NFL Draft Week Takes: Tyler Linderbaum
- Jake Hunter
- Apr 21, 2022
- 2 min read

In this series, I will be sharing my opinions about the upcoming NFL Draft (lots of these will likely be heard on our podcasts as well).
Tyler Linderbaum Should Not Be Drafted In the Top 38 Picks
When was the last time you heard of an NFL team winning a Super Bowl because their center had short arms?
Never?
I'm not surprised. In the modern NFL, the center position is fairly low in value, as it is typically a position that can be played adequately by a lot of NFL athletes. While it obviously takes high-level athleticism to play any position in the NFL (besides long-snapper), centers are easier to fill with a low-cost option without outrageous drop-off in performance.
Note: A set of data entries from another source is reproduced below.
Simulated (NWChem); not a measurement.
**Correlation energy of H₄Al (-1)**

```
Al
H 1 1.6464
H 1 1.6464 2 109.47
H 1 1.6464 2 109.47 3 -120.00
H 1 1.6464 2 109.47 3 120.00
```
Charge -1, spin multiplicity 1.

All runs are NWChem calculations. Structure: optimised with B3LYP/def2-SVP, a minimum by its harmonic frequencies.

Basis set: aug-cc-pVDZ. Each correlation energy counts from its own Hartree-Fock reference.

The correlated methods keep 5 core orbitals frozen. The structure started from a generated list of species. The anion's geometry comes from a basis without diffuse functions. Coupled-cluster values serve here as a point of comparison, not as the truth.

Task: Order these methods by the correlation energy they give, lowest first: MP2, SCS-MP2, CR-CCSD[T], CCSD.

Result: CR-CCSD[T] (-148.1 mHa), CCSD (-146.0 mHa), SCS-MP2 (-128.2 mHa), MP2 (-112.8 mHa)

Couple that with the fact that far and away the most important aspect of a center's skillset is the length of their arms (and literally nothing else matters.
This brings me to today's topic: Iowa's Tyler Linderbaum.
Sure, you may have heard that he's a "generational" talent at the center position. Proponents of Linderbaum cite his "dominance" in college and his "special combination of tenacity, aggression, intelligence, and mobility". Who cares about those kinds of things when his arms were measured at 31 and 1/8 inches long, some of the shortest in recent NFL Combine history?
At this point, one has to wonder if he could even block a child on the gridiron.
It's because of this that my current take is that Tyler Linderbaum is not worthy of a top-38 pick, and that everyone picking in that range should avoid wasting a pick on a player whose arms are so incredibly short.
I'm just doing my best to help save these franchises from making a horrific mistake.
I think one of the teams, at least one, with picks 10-38 should try to build their future by exchanging their picks with a team that has a history of building a franchise by exchanging all of their high draft picks. This strategy could net them a player like a certain future Hall-of-Famer named Mitchell.